Alexa will be able to summon Cortana and vice versa using the new integration from Microsoft and Amazon.

Amazon’s Alexa and Microsoft’s Cortana are coming soon to a smart device near you – together, with new integrated features that allow the digital assistants to talk to each other.

The two companies said the integration would be live for U.S. customers Wednesday, the first public launch for the joint service since the companies began testing it more than a year ago.

Alexa, which does everything from play music to buy items from Amazon on Echo speakers and other Alexa-enabled devices, will be able to summon Cortana to read emails or check calendar appointments from Microsoft Outlook. Alternately, Cortana will be able to ask Alexa to set the temperature of the room through an internet-connected thermostat and access many of the third-party skills other companies have built into Alexa.

The idea is to capitalize on each company’s strength — Amazon’s in consumer technology, and Microsoft’s in workplace software. The integration will bring more work-focused functions to Alexa through Cortana and general life capabilities to Cortana.

U.S. customers who use any Echo device, computer with Windows 10 or a Harmon Kardon Invoke speaker — which turns Cortana into a stand-alone digital assistant —  can test the new skills starting Wednesday.

Microsoft may benefit from having popular Alexa skills available on Cortana, which got a  slower start in the smart speaker game. Although Cortana has been available on Windows 10 devices since 2015, Amazon Echos had been on the market for nearly three years before the Harmon Kardon speaker with Cortana was released last fall.

The companies first announced plans to have their personal assistants work together a year ago, saying the integration would launch by the end of 2017. But things went silent after the initial announcement, until Microsoft and Amazon executives debuted a working demo onstage at Microsoft’s developers conference in Seattle in May.

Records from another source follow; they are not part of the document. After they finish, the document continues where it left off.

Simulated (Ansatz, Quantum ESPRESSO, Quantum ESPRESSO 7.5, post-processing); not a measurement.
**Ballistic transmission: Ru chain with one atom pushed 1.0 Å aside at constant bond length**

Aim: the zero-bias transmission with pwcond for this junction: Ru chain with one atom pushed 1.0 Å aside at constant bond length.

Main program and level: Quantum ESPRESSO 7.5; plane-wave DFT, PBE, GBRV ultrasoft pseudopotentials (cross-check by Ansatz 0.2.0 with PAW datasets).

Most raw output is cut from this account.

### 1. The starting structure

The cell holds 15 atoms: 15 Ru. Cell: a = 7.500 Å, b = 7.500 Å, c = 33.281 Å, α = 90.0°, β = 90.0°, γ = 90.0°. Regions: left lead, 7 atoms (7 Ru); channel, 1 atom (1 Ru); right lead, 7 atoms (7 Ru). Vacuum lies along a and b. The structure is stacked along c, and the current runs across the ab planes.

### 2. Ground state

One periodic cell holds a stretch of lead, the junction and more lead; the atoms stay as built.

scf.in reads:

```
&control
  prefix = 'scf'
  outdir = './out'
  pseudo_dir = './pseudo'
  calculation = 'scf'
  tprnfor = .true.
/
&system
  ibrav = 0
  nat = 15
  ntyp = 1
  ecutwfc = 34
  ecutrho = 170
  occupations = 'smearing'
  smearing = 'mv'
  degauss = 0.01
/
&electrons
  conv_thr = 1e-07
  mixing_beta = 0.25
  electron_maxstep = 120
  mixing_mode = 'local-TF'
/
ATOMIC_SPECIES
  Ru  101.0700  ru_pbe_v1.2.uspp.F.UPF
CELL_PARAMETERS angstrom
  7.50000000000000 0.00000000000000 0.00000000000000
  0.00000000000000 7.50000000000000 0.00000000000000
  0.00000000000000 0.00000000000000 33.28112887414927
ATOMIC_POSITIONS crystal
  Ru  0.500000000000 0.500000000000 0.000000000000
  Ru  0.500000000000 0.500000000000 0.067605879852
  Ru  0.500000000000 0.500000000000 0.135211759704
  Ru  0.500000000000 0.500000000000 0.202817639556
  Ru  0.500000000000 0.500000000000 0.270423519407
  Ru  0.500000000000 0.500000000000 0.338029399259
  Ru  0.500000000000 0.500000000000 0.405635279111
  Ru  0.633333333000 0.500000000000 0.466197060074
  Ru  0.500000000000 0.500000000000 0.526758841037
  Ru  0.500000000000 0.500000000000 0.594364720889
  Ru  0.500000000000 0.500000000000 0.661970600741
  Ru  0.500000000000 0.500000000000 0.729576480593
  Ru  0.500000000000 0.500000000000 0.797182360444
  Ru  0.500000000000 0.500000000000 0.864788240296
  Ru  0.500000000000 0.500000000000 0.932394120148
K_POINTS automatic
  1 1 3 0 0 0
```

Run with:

“This is a first-of-its-kind collaboration that involved lots of work and learnings from both the teams at Amazon and Microsoft,” a Microsoft spokeswoman said. “We want to provide quality experiences, and that takes time.”

Now U.S. customers will find out if it’s been worth the wait. Microsoft says the integration will start rolling out to customers Wednesday and will reach all U.S. customers within days.